Paris Attack: How European Newspaper Front Pages Covered It
Many French front pages go black, while a sports daily titles "Freedom 0-Barbarism 12" and Britain's 'Independent' features a cartoon of a hand showing the middle finger
Wednesday’s deadly attack on French satirical magazine Charlie Hebdo dominated the Thursday headlines of newspapers not only in France, but across Europe.
While some headlines focused on the 12 deaths and the violence, others highlighted how the attack was a strike against freedom of speech.
French papers all honored Charlie Hebdo on their front pages, many of which were held in black as a sign of mourning.
Le Parisien used such a black front page with the words "They will not kill freedom" and an up-close photo of marchers holding signs saying “Je Suis Charlie,” French for “I Am Charlie.”
Le Telegramme, a regional paper in the Brittany region, also went with a black front page, with "Charlie Hebdo" and the names of the five identified victims in red and "Assassinated" superimposed. Southern regional Sud Ouest was black with the word "Non” in large white letters.
Nice Matin, the Cote d'Azur paper, was also black with a small center photo of marchers holding up "Je Suis Charlie" posters, with the words "All United" above, in all caps, in white.
L'Humanite was black, with the words "Freedom is being murdered" on its front page. Free daily 20 Minutes was also black, with the word "Barbaric" printed in white. Religious paper La Croix wrote "Bruised France" below a cartoon drawing saying "freedom of expression" with ink spilled over it to obscure some words.

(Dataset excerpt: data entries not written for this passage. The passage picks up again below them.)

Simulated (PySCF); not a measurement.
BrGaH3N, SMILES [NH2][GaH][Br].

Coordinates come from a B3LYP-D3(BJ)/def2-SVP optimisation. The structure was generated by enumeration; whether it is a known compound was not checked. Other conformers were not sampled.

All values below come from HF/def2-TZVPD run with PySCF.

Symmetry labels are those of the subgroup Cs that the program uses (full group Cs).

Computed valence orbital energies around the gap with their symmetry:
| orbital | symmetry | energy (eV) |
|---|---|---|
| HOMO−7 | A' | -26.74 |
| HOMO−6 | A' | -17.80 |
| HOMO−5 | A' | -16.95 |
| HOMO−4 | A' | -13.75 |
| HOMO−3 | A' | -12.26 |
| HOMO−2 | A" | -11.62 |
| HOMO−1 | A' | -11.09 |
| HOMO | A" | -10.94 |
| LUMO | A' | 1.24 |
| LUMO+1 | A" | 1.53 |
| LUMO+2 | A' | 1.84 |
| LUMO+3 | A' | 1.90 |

Even French sports daily L’Equipe covered the topic, with a cartoon of sports spectators under a scoreboard saying Freedom 0 – Barbarism 12.
In the U.K., The Independent featured a cartoon of a hand emerging from a bloody copy of Charlie Hebdo, holding a pen and showing the middle finger. J.K. Rowling and others retweeted that image.
The Guardian’s front page was dedicated to the attack with a picture from a Paris gathering late on Wednesday at which people carried signs saying “Je Suis Charlie,” The paper’s headline: “An assault on democracy.”
Meanwhile, The Times spoke of an “Attack on Freedom.” The Telegraph called it “War on Freedom,” just like the Daily Mail, which also used a picture of a street scene during the attack on its front page. Tabloid The Sun, part of Rupert Murdoch’s News Corp, kept things short in its headline, simply saying: “Non!”
In Germany, tabloid Bild went with the headline “Cowardly Murderers,” while quality daily Sueddeutsche Zeitung titled “A Barbaric Act.” The Frankfurter Allgemeine Zeitung was drier, saying: “Terror Attack in Paris Shocks the World.”
The Berliner Kurier took things further than others with a cover page showing a cartoon of the Prophet Muhammad bathing in blood reading a copy of Charlie Hebdo and the headline: "No, You Can't Kill Our Freedom."
In Italy, likely most controversial front page was that of center-right daily Libero, which ran the headline “This is Islam” above a photo of an officer being shot by one of the attackers.
In Russia, the website for popular daily tabloid Komsomolskaya Pravda, in Soviet times the organ of the Young Communist League, ran a photo of a black “Je Suis Charlie” flag surrounded by candles at a Parisian shrine to the attack under the headline.
In Japan, newspaper front pages also featured the news. The conservative Yomiuri Shimbun, Japan's biggest newspaper, titled “Islamic Extremists Attack, France in Shock, on Terror Alert.” A second headline added: “Memorial Demonstrations for Shooting Victim in France, Around 100,000 People Participate.” Meanwhile, the left-of-center Asahi Shimbun in its headline spoke of “Growing Concern About Islamic Extremist Actions in Western Countries.”